As a league commissioner, I can tell you that 3% of the parents cause 95% of the issues in league management. By setting expectations with your parents, you will not only set yourself up for success as a a coach, but you will also help the league manage a safe and positive game day atmosphere while promoting a youth sports experience with the best focus and philosophy.
Coaches should conduct a parent meeting as soon as possible after learning which players are on your team. The first practice is often a great time to set a mandatory parent meeting before practice starts. Use the meeting to explain your approach to coaching, learn what your athletes and parents want from their youth sports experiences and set expectations for athlete and parent behavior in the coming season.
1. Tell them that their players need to be on time for practice and games (if you arenʼt 5 minutes early…youʼre late)

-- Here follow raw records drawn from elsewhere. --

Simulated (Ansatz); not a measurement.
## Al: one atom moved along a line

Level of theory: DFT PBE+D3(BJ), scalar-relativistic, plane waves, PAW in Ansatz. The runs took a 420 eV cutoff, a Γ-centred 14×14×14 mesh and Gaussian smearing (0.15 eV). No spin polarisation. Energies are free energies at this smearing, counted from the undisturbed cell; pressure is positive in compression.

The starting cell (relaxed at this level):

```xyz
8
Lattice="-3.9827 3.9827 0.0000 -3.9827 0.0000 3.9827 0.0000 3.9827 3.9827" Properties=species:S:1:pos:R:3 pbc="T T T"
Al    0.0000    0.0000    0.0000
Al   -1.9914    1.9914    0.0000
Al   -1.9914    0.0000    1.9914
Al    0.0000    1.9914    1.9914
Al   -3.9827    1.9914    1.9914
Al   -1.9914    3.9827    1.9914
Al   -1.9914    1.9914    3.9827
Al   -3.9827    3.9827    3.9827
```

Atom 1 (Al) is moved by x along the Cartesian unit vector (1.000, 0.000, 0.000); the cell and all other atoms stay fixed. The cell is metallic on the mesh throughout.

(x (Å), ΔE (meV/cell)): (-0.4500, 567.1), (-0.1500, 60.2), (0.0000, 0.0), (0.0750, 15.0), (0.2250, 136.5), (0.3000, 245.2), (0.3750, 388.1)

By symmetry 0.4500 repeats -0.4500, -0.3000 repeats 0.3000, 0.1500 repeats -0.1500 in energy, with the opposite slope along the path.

2. They need to work with their players at home, even if its only 10 minutes per night
3. Let them know that all game day concerns with officials are to be handled by you as the coach, not them as parents
4. Ask for assistance in snack scheduling, after season party planning, or game stats
5. Model the right behaviors for the players and other parents – Be the example.
6. Abide by the leagueʼs code of conduct at practices and games
The last thing we want on game day is to have an adversarial culture of parents yelling back and forth across the field (or court) of play. Players are rarely the cause of game day issues, but they do mimic the attitudes and behaviors of their parents and coaches. So, we expect the parents to model proper behaviors as we develop these young athletes into young adults.
With your help, weʼll create a great sports community that we all can be proud of.